The problem of serial order in behavior: Lashley’s legacy
Introduction
In 1951, Karl Lashley, a neurophysiologist at Harvard University, published a paper that has become a classic: “The Problem of Serial Order in Behavior.” The paper challenged the prevailing view of behavioral sequencing in America in the first half of the 20th Century. According to that view, expressed by Washburn, 1916, Watson, 1920, and other behaviorists, the functional mechanism that governs the unfolding of behavior is the reflex chain: Stimulation caused by movement n triggers movement n + 1, stimulation caused by movement n + 1 triggers movement n + 2, and so on.
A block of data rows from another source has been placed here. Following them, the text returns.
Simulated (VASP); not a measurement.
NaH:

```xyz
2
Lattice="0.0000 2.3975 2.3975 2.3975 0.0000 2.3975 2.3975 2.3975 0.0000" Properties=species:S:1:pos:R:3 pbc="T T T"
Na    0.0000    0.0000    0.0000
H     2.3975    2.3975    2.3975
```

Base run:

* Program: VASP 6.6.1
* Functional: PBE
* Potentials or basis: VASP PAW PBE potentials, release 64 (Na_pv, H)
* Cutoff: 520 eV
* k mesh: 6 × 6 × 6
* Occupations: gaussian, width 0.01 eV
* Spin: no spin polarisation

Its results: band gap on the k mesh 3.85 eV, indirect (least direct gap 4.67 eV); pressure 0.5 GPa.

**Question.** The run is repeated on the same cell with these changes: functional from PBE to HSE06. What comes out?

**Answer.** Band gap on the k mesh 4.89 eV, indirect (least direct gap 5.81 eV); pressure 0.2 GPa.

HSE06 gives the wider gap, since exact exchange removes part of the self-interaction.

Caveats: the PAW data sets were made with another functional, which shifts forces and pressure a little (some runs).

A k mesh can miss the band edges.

Lashley argued against this view on the basis of three main lines of evidence: (1) Movements can occur even when sensory feedback is interrupted. (2) Some movement sequences occur too quickly for elements of the sequences to be triggered by feedback from the preceding elements. (3) Errors in behavior suggest internal plans for what will be done later.
To these sources of evidence, new sources have since been added: (4) The time to initiate a movement sequence can increase with the length or complexity of the sequence (e.g., Henry and Rogers, 1960, Klapp, 1977, Rosenbaum, 1987, Sternberg et al., 1978). (5) The properties of movements occurring early in a sequence can anticipate later features (e.g., Cohen and Rosenbaum, 2004, Kent, 1983, Van der Wel and Rosenbaum, 2007). (6) Neural activity can indicate preparation of upcoming behavioral events, including upcoming behavioral events in the relatively long-term future (e.g., Aldridge et al., 1993, Ashe et al., 2006, Averbeck et al., 2005, Kennerley et al., 2004).
All of these findings substantiate Lashley’s (1951) hypothesis that the solution to the serial order problem (i.e., the solution to the problem of how behaviors are sequenced) need not be ascribed to triggers from sensory feedback. Instead, the state of the nervous system can predispose the actor to behave in particular ways in the future. The common-sense way of saying that the nervous system prepares some behaviors but not others is to say that there are plans for behavior. Asserting that there are plans need not imply that sensory feedback plays no role, or only a minimal role, in movement control. It is known that neural states permitting differentiation of behavior can do so on the basis of sensory feedback. For example, whether a cat extends or flexes its limb when pressure is applied to its paw depends on where the limb is in the step cycle (Forssberg, Grillner, & Rossignol, 1975).
Lashley (1951) was instrumental in promoting the notion of hierarchical organization of plans. Several lines of evidence support this notion. One is that the same behaviors can have different functional interpretations depending on the context in which they occur. Thus, the sound pattern/rajt/ can be interpreted differently depending on where it occurs in a sentence, as in this sentence used by Lashley: “The mill-wright on my right thinks it right that some conventional rite should symbolize the right of every man to write as he pleases” [p. 116]. Such contextual dependence, Lashley argued, is only possible with functionally overarching states of the sort implied by hierarchical plans.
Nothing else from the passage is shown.